Rune Dice review (PS5)

Rune Dice is a roguelite that immediately distinguishes itself through its commitment to physical systems rather than abstract inputs. Developed by Smart Raven Studio and published by Kwalee, it takes a familiar roguelike framework of branching maps, class-based builds and incremental upgrades, then anchors it around a dice physics system that is as unpredictable as it is structurally coherent. On PS5, it presents itself as a compact but highly reactive system-driven experience where success depends as much on spatial intuition as it does on build optimisation.

The core loop revolves around launching dice across a shared battlefield, where identical values merge into higher-tier dice that continue moving and interacting with the environment. This creates a constant tension between planning and entropy: carefully aimed throws can produce elaborate chain reactions, but the same system can just as easily produce suboptimal outcomes due to the inherent unpredictability of physics-based movement. That tension is often what makes the game compelling – but it does mean that player intention is not always cleanly translated into outcome, especially in crowded late-game scenarios.

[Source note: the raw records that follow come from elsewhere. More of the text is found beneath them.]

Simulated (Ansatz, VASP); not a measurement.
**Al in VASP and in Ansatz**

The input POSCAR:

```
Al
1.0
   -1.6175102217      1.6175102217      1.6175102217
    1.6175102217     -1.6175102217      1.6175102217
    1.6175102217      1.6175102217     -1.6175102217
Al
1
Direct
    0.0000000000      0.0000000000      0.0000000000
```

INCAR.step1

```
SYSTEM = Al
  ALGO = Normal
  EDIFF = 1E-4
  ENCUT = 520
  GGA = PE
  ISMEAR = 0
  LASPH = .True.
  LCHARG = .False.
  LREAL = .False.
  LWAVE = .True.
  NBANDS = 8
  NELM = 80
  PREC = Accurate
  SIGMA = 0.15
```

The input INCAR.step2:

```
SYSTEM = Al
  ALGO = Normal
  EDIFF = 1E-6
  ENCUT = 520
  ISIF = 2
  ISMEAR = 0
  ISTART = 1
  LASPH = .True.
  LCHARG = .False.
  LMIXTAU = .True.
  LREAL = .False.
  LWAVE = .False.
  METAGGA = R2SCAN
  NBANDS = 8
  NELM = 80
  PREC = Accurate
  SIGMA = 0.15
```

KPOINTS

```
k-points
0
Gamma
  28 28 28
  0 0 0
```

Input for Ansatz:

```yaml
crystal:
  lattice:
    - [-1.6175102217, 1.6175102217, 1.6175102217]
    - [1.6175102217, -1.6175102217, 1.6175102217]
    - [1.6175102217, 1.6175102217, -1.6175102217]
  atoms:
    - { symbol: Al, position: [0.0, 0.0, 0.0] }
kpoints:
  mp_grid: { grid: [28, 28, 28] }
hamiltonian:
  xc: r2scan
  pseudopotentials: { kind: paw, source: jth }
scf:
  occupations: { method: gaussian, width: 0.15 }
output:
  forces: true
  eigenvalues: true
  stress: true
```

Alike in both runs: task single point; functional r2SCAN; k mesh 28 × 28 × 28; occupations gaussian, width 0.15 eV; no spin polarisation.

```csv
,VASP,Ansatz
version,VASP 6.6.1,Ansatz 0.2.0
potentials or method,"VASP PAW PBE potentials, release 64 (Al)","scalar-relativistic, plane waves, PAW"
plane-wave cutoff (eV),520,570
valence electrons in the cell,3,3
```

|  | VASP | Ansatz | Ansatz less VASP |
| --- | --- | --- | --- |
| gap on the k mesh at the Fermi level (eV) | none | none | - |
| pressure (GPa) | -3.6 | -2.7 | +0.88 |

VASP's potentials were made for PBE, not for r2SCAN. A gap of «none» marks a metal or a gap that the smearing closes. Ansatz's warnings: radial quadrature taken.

Where Rune Dice performs particularly well is in its build diversity and class design. Each hero archetype meaningfully reshapes how a run unfolds, from poison-focused rogues to defensive or elemental variants that push the dice system in entirely different directions. Relics and runes further expand this flexibility, enabling synergies that can dramatically alter the behaviour of a run from one attempt to the next. At its best, this creates a strong sense of experimentation, where failed runs still feel productive because they unlock new combinations and strategies. However, this breadth can occasionally mask balance inconsistencies, where certain builds feel significantly more stable or efficient than others once optimal synergies are discovered.

The structure of each run reinforces this experimentation loop through a standard but effective roguelite map design. Players move through branching paths of combat encounters, shops, upgrades and occasional risk-reward altars that allow dice sacrifices for stronger returns. This creates meaningful route decisions, although the underlying structure does not significantly evolve over time, which can make long-term progression feel somewhat familiar once the initial novelty wears off. Boss encounters help counter this repetition by introducing rule-breaking mechanics that disrupt established patterns, forcing adaptation rather than repetition of known strategies. These fights are generally strong highlights, even if some mechanics lean heavily into randomness over readable counterplay.

One of Rune Dice’s more divisive design elements lies in its combat resolution logic, particularly around targeting and effect sequencing. While the dice physics encourages expressive play, downstream resolution rules sometimes remove agency from the player in ways that feel structurally rigid. Attacks and effects often follow predetermined ordering systems rather than fully player-directed targeting, which can result in situations where well-constructed setups do not behave as intuitively expected. This does not break the game, but it does create occasional friction between strategic intent and systemic execution, particularly in high-stakes encounters where precision matters most.

Visually and sonically, Rune Dice adopts a deliberately restrained presentation style. The pixel-art aesthetic prioritises clarity over spectacle, which is a necessary choice given how quickly the battlefield can become saturated with interacting dice, effects and enemy units. In most cases, readability is maintained well, even during large chain reactions, although extreme late-run scenarios can still become visually dense. Sound design provides effective feedback for collisions and merges, reinforcing the tactile feel of the system, but the soundtrack itself tends to become repetitive over longer sessions, slightly weakening the sense of escalating momentum during extended play.

Despite these issues, Rune Dice remains strongest when viewed as an experimentation engine rather than a tightly controlled tactical simulator. Its appeal lies in emergent outcomes – moments where planning, physics and randomness align into unexpected but satisfying cascades of interaction. While its limitations in control precision and occasional balance unevenness prevent it from achieving full strategic clarity, the underlying loop is consistently engaging, particularly for players who enjoy iterating on systems rather than executing deterministic solutions. It is a game that frequently succeeds not because it is perfectly controlled, but because it allows just enough instability for interesting things to happen.

On PS5, this makes Rune Dice particularly well-suited to short and medium-length sessions, where each run feels like a self-contained experiment in system manipulation. Even when outcomes frustrate due to unpredictability or sequencing constraints, the desire to immediately attempt another build or route remains strong, which is where the game’s design is most effective. It is not a perfectly tuned strategy engine, but it is a highly compelling one, sustained by its willingness to let chaos play a meaningful role in success and failure alike.